“Indeed the safest road to Hell is the gradual one- the gentle slope, soft underfoot, without turnings, without milestones, without signposts,”
There was one a time when I felt I was drifting away. I was going to church, I was praying, I was reading the Bible every day, but at some point I realized it was becoming an empty habit. In that instant, I became extremely afraid. I felt like my heart had gone numb, that the joy had left me without me noticing it, and since I had not realized that I had lost it, I had not search for it immediately. When I became conscious of this fact, a dreadful feeling of terror washed over me. I asked myself, where am I?! The emptiness of the place I found myself in, scared me.

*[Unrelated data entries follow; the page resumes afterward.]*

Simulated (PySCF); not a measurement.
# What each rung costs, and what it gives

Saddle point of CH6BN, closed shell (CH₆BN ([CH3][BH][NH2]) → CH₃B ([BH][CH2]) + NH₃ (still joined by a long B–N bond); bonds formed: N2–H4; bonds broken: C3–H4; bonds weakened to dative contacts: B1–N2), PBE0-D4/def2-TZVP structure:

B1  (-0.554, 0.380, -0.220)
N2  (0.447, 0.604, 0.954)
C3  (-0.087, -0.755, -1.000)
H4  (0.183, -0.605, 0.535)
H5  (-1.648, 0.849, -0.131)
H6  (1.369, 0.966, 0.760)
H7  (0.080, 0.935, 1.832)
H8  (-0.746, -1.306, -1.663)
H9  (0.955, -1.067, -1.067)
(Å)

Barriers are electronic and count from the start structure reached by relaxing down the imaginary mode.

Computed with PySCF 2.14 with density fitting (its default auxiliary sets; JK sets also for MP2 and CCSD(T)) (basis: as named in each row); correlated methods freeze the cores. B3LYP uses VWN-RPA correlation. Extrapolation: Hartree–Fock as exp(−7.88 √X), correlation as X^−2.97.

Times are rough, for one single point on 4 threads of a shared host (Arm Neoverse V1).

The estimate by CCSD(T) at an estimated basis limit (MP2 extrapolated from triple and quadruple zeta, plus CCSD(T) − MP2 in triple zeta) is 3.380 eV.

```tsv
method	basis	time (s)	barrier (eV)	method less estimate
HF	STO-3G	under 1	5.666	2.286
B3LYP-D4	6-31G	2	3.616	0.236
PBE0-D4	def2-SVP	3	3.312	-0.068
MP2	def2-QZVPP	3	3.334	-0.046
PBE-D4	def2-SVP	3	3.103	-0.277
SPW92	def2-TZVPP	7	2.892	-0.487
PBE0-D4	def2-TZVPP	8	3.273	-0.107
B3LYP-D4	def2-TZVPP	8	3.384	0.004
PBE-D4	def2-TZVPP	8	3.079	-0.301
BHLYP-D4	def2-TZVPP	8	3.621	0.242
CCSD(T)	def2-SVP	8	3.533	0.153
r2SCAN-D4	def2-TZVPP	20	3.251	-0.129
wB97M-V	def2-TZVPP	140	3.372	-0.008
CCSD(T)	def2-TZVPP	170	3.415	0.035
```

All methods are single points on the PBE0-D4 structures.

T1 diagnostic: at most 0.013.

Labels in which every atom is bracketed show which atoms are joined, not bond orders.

Perhaps it was Wormwood all so gently, sweetly leading me to a fake sense of peace doing what his dear uncle Screwtape had suggested. And indeed, a demon's goal is not to scare one away using "strong" turnings, it is to draw one towards his jaws with a seemingly pleasant and harmless road. I was succumbing into a life of routine; taking everything for granted and was slowly forgetting the joy of gratitude.
Though fortunately Wormwood’s intentions were revealed to me halfway, his strategy was and still is a fearful one. His plan consists in a subtle attack of sin which works as a snowball effect, and is disguised as an external Christian habit which is only superficial. This starts with a feeling of "dim uneasiness," then it turns into a small guilt, this guilt transforms into a bigger shame, shame into cowardice and reluctance to face truth, and ultimately, it ends up on separation from God.
All this happens so slowly that almost no change is noticed, or if noticed, it is viewed as trivial. It lets one’s guard down and rusts one’s sword. Then it becomes too late. All sin that seemed trifle, which seemed to not need repentance piles up together and turns too heavy to bear, dragging one down. With one’s own strength, nothing can be done. Thus it is necessary to, just like Lewis says, die before one dies. Leave the old life and be reborn into a new and repented one before passing the point of no return.
But there is no need to wait until one ends up in the worst possible situation before turning away. The more one procrastinates, the more difficult it becomes to escape the place of nothingness. One can avoid, reveal, fight against the cleverly formulated plan by Screwtape from the beginning by being aware of one’s position at all times. To walk on the right path, one needs to pray for strength and courage to keep faith alive (“always pray and not give up” – Luke 18:1), to find joy every time one goes to church and thinks about God’s love instead of taking it for granted and forgetting its true meaning and preciousness, to repent all times, to cast away pride and to simply stop being stubborn and return to where are supposed to be: with God.
There are only two paths for everything ones does, for every choice one makes: One that leads to heaven and one to hell. Being uncertain of what path to take is way too dangerous; the devil takes advantage of that. Lewis describes our desires for Glory (acceptance in God) as too “weak” and “easily-pleased.” One should prevent being indecisive and lukewarm (Rev. 3:15-16). One has to be colder than the fiercest storm of Grand Rapids’ winter to be able to freeze all temptation in battle; one has to burn with passion and love for Christ everyday and glow brighter with joy. Only by being a wholehearted christian, one will wake up, stump Screwtape’s plans and head towards heaven.